“Al-Hurra” – Not So Free After All.

"The same goes for TV stations — including al-Hurra, the U.S.-sponsored satellite channel, which is supposed to be providing uncensored news from an American point of view.  From the beginning, al-Hurra’s operation in Egypt was subject to the covert control of the security services, a fact that is not always apparent to those who oversee the station from Washington. The services have close ties to some of the station’s directors and handpick many correspondents. They even have final say over which guests appear on programs. As a result, anyone who has paid careful attention to the tone and opinions of the regular programming will notice that liberal, progressive, open-minded views are presented almost apologetically. While al-Hurra is supposed to be a vibrant, fresh forum for freedom, it has failed to provide a real space for balanced views, and so it has been incapable of competing with  the "Islamic" al-Jazeera and "pan-Arabist" al-Arabiya channels."  Hala Mustafa of the Al-Ahram center to the WASHPOST.

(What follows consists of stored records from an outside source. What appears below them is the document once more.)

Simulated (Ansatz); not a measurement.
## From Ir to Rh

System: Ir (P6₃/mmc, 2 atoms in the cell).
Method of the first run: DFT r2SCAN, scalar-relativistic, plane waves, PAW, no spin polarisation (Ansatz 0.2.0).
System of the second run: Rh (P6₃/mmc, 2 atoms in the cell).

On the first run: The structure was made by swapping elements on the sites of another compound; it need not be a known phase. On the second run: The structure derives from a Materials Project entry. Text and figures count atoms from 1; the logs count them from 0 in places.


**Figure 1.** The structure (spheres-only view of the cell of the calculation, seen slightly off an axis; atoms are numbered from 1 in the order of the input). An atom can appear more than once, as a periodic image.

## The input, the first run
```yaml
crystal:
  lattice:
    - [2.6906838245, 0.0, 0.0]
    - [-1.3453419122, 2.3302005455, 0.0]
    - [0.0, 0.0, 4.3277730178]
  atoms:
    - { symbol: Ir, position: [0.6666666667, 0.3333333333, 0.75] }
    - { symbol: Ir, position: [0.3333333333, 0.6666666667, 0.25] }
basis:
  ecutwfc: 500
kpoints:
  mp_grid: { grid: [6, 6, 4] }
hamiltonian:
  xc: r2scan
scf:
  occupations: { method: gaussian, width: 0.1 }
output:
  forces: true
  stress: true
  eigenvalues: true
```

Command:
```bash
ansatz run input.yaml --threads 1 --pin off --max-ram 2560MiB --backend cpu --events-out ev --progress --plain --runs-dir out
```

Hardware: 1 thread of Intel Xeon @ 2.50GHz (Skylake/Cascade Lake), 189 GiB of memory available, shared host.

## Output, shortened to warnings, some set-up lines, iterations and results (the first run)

"Al-Hurra" is not just "sponsored" by the United States.  The network is the property of the United States government.  Its studios in Fairfax County, Virginia are guarded by General Services Administration police.  Its employees are US government employees or contractors to the US Government.  How many hundreds of millions of dollars of American taxpayer’s money have now been spent on "Al-Hurra" and "Sawa" radio which is its other "face?"  The salaries and fees paid to the the largely immigrant staff of "Al-Hurra" are such as to make the network the object of Congressional investigation. One must ask how much the directors of these exercises in foreign "information operations" have known about the degree of Egyptian police and intelligence control of "Al-Hurra."

The police control everything in Egypt on behalf of the presidency.  There is no aspect of Egyptian life that is not subject to police inspection and control.  Since our government now seems to think it is a good idea to make all aspects of our lives "open" to police and intelligence agency surveillance, perhaps it is not surprising that "we" have not exerted ourselves in this matter.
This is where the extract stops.